Getting married, joining the armed forces or becoming a director of a company all seem pretty major life decisions, ones that I was able to make by myself when I turned 16. However voting for a government (that I was also able to pay taxes to at 16) that could shape the society I lived in was not.
Over 1.5 million 16 and 17 year olds are denied the vote in General Elections in the UK today. The current Tory government, propped up by the DUP, are shutting young people out of politics because they do not agree with the Conservatives’ failed austerity agenda. This system in which people can contribute but not have their say not only shuts people out but leads to the systematic disillusionment with politics that only serves the Tories.
The increase in youth vote in the recent election shows that young people rightly see politics as our game. Whilst the Tories peddled the patronising narrative that young people were “tricked” into voting Labour because of the party’s ambitious agenda for education, that’s simply not true. Young people believe in the future the Labour Party sets out. Let’s leave behind the narrative that young people are uninterested in politics for once and for all.
If we give the vote to 16 and 17 year olds it will give them the power they deserve to be able to engage with and influence key decisions that affect their lives.

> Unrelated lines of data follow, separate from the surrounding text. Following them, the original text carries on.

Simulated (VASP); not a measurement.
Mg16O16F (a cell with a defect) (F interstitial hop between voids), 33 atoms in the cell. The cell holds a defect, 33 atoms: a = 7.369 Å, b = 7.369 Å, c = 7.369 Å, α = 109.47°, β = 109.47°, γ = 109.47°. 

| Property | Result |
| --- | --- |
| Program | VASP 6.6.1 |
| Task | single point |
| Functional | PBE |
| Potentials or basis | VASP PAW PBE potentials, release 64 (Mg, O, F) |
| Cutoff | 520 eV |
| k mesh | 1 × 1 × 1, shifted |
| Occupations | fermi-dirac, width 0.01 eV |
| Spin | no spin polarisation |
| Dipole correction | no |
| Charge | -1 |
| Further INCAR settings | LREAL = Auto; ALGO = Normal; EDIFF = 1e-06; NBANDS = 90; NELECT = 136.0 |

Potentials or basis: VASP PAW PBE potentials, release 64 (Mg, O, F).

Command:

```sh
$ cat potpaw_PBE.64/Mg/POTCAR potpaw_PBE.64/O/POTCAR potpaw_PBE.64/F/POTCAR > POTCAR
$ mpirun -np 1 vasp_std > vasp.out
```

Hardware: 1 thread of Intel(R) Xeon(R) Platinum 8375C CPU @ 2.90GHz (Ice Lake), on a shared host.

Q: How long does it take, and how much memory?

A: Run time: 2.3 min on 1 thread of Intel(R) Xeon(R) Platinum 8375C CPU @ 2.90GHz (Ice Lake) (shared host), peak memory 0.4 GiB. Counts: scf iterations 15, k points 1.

The campaign for votes at 16 has now been running for eighteen years, so why is it suddenly important now? The youth engagement we saw at the snap election this year, as well as growing concerns about intergenerational unfairness, has created a renewed interest in Votes at 16 across the political spectrum. On 3 November, Jim McMahon MP will be presenting a Private Members Bill on Votes at 16 in the House Commons, over the week ahead make sure you tweet your MP to make sure they attend the debate.
This week let’s ensure that our democracy is one that listens to the many and not the few.